The committee accepted this advice and recommended that the bill be passed, subject to one matter that I will deal with shortly. No matter how good the advice and no matter how much the professionals tell the Greens about this, it is still not good enough for them. It is never good enough for them.
Regrettably, we live in difficult times. There cannot be an Australian or a person in the world who is not horrified by what happened in Paris last week. And, whilst this government has been attacked time and time again, particularly by the Greens political party, about the measures it has taken to look after the safety of its citizens, the government continues to do it in spite of the opposition of the Greens political party. There are a lot of measures and laws that have been passed by this parliament in the last couple of years that in normal times—if you can ever remember when normal times were or define them—would never have been countenanced. But we live in difficult times and we are fighting an unseen enemy who does not play by the rules. What happened in Paris last week is a prime example of that.
Regrettably, the government, with the belated but very significant support of the opposition, had to do things to protect Australians, and there has been a series of tranches of bills passed by this parliament, all designed to protect Australians, as a government is obligated to do and as the government would want to do and indeed as all Australians would want their government to do. Sure, at the margins, some people are unhappy about these things. Sure, at the margins, there are some things that in the 'good old days' would not have been contemplated by this parliament. But they are measures that have been carefully thought through. They are measures based on the very best advice of our security and law enforcement agencies, and they are all done with a view to keeping Australians safe and keeping them with the democratic rights and principles that they have come to know and love. They are principles that many countries in the world do not follow. We have a wonderful set of freedoms in this country; freedom of speech, freedom of religion and freedom to congregate and discuss. We have human rights in this country that are second to none, but do we ever get from the Greens political party any support for these freedoms that the measures we take are meant to protect? Never. We are always attacked by the Greens political party on periphery issues which, fortuitously, most Australians do not follow.
I urge the Greens to get on board with their Labor mates and realise that we do live in serious times and that in these tough times tough measures have to be taken. I must say there are some signs of improvement under their new leader, but some of those in the Greens political party will never concede that these measures are measures that had to be taken.
I return to the committee's report. I want to thank those who did make a submission to the committee. The committee did not meet but we did consider the issues raised in all of the bills. All senators had the opportunity to enter into that consideration and put in dissenting reports. I note the Labor party did not but the Greens did and recommended that the bill be rejected full stop.
The evidence to this committee—the same evidence given to this committee on a previous occasion when a similar matter was raised—did give some cameo examples of how there could be unintended consequences so far as the rights of children were concerned where their parents had made an application on their behalf and that had been rejected at the time. I suspect it would often be because of issues relating to the parents rather than the children. The children at a later stage in life would come forward and make an application to get a visa. Under this legislation, as I read it, they would be rejected on the basis that an application made by their parents what could have been many years before had previously been rejected.

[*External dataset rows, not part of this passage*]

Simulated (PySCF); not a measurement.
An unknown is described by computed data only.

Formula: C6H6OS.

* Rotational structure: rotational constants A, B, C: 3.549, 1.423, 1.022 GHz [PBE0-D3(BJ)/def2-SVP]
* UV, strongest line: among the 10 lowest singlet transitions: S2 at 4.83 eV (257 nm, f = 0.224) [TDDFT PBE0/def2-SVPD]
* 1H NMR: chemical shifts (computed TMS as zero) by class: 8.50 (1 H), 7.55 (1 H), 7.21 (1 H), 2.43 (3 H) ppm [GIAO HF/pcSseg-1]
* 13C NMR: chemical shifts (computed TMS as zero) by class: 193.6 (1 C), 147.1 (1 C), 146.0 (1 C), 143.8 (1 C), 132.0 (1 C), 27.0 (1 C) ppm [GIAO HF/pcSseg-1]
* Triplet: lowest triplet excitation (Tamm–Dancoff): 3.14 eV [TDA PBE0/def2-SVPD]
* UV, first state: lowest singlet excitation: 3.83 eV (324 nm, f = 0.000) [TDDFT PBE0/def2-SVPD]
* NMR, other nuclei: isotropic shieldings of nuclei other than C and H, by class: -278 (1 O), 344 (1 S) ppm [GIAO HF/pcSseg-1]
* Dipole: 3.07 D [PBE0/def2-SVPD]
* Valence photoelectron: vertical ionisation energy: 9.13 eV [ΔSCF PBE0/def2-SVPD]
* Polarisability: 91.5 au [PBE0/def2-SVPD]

The committee, in considering this as we did when we considered much the same issue in the previous legislation that has already been passed and which related to this, were concerned that the government should be very much aware of this. The committee decided to recommend that the bill be passed, and I support that and will be supporting the bill when it is voted upon, but the committee did recommend that the explanatory memorandum to the bill be amended to clarify the operation of the retrospective provisions of the bill and the safeguards around the impact of these provisions on young people and people with cognitive impairment.
These issues were raised in the previous hearing and indirectly in this hearing. I understand that the department and therefore the government understand these concerns and the retrospective nature of these rules. As I recall the evidence to the previous committee inquiry into this, the department has assured the committee that there are ways that these issues can be addressed. I seek in the minister's final comments or in the committee stage some comment about how the department will deal with these issues should they arise if this bill is passed. I support the bill.